Wow. It was a scary thought. Specially when I realized he meant “on trains.”I had quite a bit of success at a windy crossroads in Amersfoort, but this sounded like a serious business. The train moves, many people come in and out how many tickets do I need to buy?

No tickets. Or just one.

This was even more challenging. I was to dodge the ticket controllers, as I was in the pits.  I needed money. So be it.

I picked the right song. The Crossroads by Tracy Chapman. It had just come out and many recognized it. The symbolism was too obvious, as I was at the crossroads myself.

Hoping against hope, I put my heart and soul in it. I mused about how a world full of opportunities created opportunists, as though it were letting coyotes sneak into the backyards full of fat cats. Until a friendly hand tapped my shoulder, “You should stop playing and collect the money before people get out…”

It was true, but I couldn’t hope against reality and just stop in the middle of a song. What I needed was someone to pass a hat.

Tom took care of that.

One day, pushing his bike, he also nudged a grumpy looking boy to keep moving toward our little nest.
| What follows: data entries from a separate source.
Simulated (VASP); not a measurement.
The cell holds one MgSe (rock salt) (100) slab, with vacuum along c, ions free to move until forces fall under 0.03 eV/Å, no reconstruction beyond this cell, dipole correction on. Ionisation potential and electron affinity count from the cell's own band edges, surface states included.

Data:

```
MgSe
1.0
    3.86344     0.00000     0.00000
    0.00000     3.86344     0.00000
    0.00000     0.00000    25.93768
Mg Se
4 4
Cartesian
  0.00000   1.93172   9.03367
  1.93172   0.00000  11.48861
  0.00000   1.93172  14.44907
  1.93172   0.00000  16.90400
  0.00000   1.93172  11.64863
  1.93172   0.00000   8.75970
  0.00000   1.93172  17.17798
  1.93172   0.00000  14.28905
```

Yen-Vu was his name. He was twelve, just ran away from home. Korean, born in Holland, his second language was Dutch. Or first. He didn’t speak a word of English. As I didn’t know any Dutch, we made a great team. We mimed to each other, as there was no need to talk much. One was to play, sing, collect the money, and run.

I could see the reflection of my voice against the opposite running windows of trains. When the rubber wheels rumbled in bends, I had to out-sing them. As the train stopped, the door would open, and my voice walked out with the crowd. I could see it over yonder, mingling by the busy ticket counters. As the door would shut, my voice was running back each time.

It’s a game I played, going over and over the same old song until once I smelled something. I looked down the aisle and saw smoke. Yen-Vu held a cigarette between his fingers as though he were fishing off the docks.

I yelled his name out loud, then started to mime with my hands and eyebrows. He looked at me in a daring Bruce Lee fashion, his ball cap turned backward. He carried two. One for the money, one for the show.

I looked like an angry uncle with my hand outstretched as though flagging a cab. As if I could reach rainbows. We got off as soon as the train stopped. I must have looked ridiculous, miming my frustration to him.

Frowning, he showed me the hat, the one for the money. It was full. Everything else was less important. The train was gone, another one was coming. We were fucking rich.

I gave him all the small change, keeping the bigger coins. There was enough for both. It’s how we operated for a couple more weeks. Not talking.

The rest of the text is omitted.